Dennis Prager draws classical newbies, and a musicians’ boycott, at Disney Hall concert
“This is something you haven’t seen too often,” Guido Lamell, music director of the Santa Monica Symphony, said Wednesday night during the encore for the orchestra’s summer fundraiser, the ensemble’s Walt Disney Concert Hall debut.
Lamell grabbed a bow and musical saw from under the podium and then conservative radio show host Dennis Prager strapped on an accordion for “America the Beautiful.” The sold-out audience was encouraged to sing along.
For the record:
10:10 a.m. Dec. 3, 2023An earlier version of this article misidentified the two cellists who fumbled with the score and stopped playing. The article cited Andrea Comsky and Niall Ferguson based on concert program notes, but Comsky was sitting elsewhere and Ferguson was among the musicians who boycotted the concert.
The scene was just the latest in a drama that started with the announcement that Prager would guest-conduct part of the concert. Given some of Prager’s inflammatory views and past statements about gays, liberals and others, more than a dozen musicians in the orchestra boycotted the concert, violinist Michael Chwe said.

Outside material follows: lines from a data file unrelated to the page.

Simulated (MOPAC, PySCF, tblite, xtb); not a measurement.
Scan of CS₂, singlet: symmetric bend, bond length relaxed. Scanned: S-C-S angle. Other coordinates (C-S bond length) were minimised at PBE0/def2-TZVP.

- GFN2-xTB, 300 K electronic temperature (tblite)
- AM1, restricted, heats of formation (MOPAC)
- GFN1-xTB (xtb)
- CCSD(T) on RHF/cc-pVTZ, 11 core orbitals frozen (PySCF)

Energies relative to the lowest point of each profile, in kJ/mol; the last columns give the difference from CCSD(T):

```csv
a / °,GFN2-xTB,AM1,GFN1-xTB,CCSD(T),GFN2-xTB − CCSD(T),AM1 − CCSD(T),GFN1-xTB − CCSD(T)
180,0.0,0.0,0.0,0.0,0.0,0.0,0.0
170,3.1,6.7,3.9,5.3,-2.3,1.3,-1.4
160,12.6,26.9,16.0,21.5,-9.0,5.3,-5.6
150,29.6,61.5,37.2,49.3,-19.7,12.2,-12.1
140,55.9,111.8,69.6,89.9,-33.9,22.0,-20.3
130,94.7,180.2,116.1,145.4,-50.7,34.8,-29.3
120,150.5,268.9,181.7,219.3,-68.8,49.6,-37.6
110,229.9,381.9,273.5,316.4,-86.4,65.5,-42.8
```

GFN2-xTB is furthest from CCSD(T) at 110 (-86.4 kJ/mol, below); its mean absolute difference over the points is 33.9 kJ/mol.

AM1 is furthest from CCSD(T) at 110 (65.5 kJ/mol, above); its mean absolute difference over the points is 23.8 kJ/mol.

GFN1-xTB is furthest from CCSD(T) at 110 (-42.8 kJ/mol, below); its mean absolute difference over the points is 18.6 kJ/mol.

Chwe was one of the signatories of a letter from March saying that a concert featuring him would help “normalize hatred,” damaging the orchestra’s trust within the community.
The Santa Monica Symphony, a mostly volunteer orchestra of local musicians, relies on donations and grants. When it reportedly ran into a budget shortfall this season, Lamell called on Prager to help fill the coffers.
Prager, a longtime fan of Haydn, guest-conducted the concert’s centerpiece, the rarely performed Haydn Symphony No. 51. Lamell led the orchestra in Mozart’s “Marriage of Figaro” Overture and Beethoven’s Symphony No. 5.
“This is one of the most exciting evenings of my life,” Lamell told the enthusiastic crowd. He then asked how many people came to see the orchestra from Santa Monica. There was a smattering of applause.
“It’s like going cross-country,” Lamell joked of the traffic on the way to downtown L.A. “Are there any fans of Dennis Prager here?” The audience roared. “OK, I get the message,” Lamell said. “Still, it’s a great honor to invite Prager here. I’m a big fan of his.”
Indeed, Lamell called Prager “a great man, leader and friend.” But for Lamell and the audience, the night seemed to be all about music — and Disney Hall, which many had never been in before. At the concert’s start, Lamell asked the audience, “How many are hearing a symphony orchestra for the first time?” The applause indicated a significant number.
“My greatest hope is that you’ll come back, put classical music in your life,” Lamell said. “I invited Dennis because for so many years he’s promoted classical music. I have not witnessed anyone else show such joy and passion.”
Prager proved an amiable host, amusing and cordial with the musicians. He introduced the main event, the Haydn symphony, by noting that the composer wrote 104 symphonies. “Too many,” he joked. “He should have written nine. I feel I’m his guy to make him more known.”
Prager hitched up his pants to some warm laughter before he gave the downbeat. A page or so into the piece, he closed the score, later opening it again.
During the finale, there was an odd bit of business among two cellists. Did they also lose their way? Like Buster Keaton in Chaplin’s “Limelight,” they fumbled with the pages of the score, which kept slipping to the side of the stand. At one point, they stopped playing altogether.
After the Haydn, Prager led the orchestra on a mini-tour of Haydn’s musical mind. He asked the musicians to play a section of the symphony without the cellos and basses, then with them. “All of this was going on in one man’s brain,” Prager said. “It’s extraordinary.”
Prager added that Haydn represents an ideal of the world “where we could all sublimate our egos for something that is good.” The audience applauded warmly. Someone shouted, “Thank you Dennis for neutralizing all the turbulence.”
The hall remained full for the concert’s second half, featuring the orchestra’s fleet rendition of Beethoven’s Symphony No. 5.
Lamell had told the audience to feel free to applaud between movements or anywhere they felt like applauding. That offer backfired when they began clapping during a quiet transition in the symphony. Lamell turned to the audience and gently put a finger to his lips.